Blackstone president Tony James is more bullish on the Indian office market than he is on real estate closer to home, he said Thursday as the firm reported its fourth-quarter earnings.
The New York-based firm ended 2016 with $101.9 billion in real estate assets under management, up 9 percent year-on-year, according to its fourth quarter investment report released Thursday. The firm’s total AUM also rose 9 percent year-on-year, to $366.6 billion.
While Blackstone has significant dry powder, investing in US real estate has become challenging at this stage in the cycle, James said.
“The opportunities today [in the US] are scattered,” he said on Thursday’s media call. “They tend to be around some larger, multi-property assets.”
Globally, James noted that the “the hottest market in the world for us right now is Indian office,” with a sizable number of opportunities in Asia real estate.
The firm expects to launch its second Asia-focused opportunistic vehicle, Blackstone Real Estate Partners (BREP) Asia II, in the next year, Blackstone’s chief financial officer, Michael Chae, said on Thursday’s analyst call. The firm is reportedly targeting at least $5 billion for the new fund, similar in size to its predecessor vehicle, which closed in December 2014 on its $5.08 billion hard-cap. BREP Asia I was generating a 17 percent net internal rate of return as of December 31, according to the firm’s earnings report.

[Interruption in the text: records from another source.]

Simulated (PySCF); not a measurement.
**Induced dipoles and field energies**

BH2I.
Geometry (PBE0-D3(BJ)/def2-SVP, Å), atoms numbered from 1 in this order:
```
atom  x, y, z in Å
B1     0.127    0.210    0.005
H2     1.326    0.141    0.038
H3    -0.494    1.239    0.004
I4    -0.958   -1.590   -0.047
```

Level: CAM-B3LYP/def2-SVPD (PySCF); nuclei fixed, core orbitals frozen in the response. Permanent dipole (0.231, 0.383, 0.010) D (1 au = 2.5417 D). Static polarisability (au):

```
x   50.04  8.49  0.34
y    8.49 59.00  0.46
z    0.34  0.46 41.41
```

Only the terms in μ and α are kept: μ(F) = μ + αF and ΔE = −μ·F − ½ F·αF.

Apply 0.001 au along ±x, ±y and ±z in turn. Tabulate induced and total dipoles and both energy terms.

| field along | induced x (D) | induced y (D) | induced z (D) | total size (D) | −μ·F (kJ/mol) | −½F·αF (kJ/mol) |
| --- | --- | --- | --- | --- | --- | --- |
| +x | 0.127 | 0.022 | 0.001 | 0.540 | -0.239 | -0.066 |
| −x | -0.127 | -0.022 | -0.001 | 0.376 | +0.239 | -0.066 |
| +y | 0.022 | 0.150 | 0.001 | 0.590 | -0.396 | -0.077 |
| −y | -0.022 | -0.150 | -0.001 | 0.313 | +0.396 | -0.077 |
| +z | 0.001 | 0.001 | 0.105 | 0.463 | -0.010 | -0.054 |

Overall, Blackstone had $3.5 billion in realizations in the fourth quarter, down from $7.2 billion – the firm’s second-highest quarter ever – in the third quarter of 2016. However, as of December 31, the firm had $5 billion of deals closed or under contract that are expected to close in early 2017.
The firm’s real estate funds continued to be strong performers during the fourth quarter. Blackstone’s flagship global opportunistic fund, BREP VIII, had a 17 percent net IRR, while its core-plus platform, Blackstone Property Partners (BPP), generated a 13 percent net IRR. At the end of the third quarter, BREP VIII had a 20 percent net internal rate of return, while BPP returned 14 percent.
Separately, Blackstone’s non-traded real estate investment trust, Blackstone Real Estate Income Trust, closed on its first purchase Friday, according to a filing with the US Securities and Exchange Commission. The REIT purchased a hotel, the Hyatt Place UC Davis, for $32.2 million from private equity real estate firm Westbrook Partners.
Blackstone launched the REIT in August to focus on core properties. James declined to comment on the REIT on Thursday’s media call.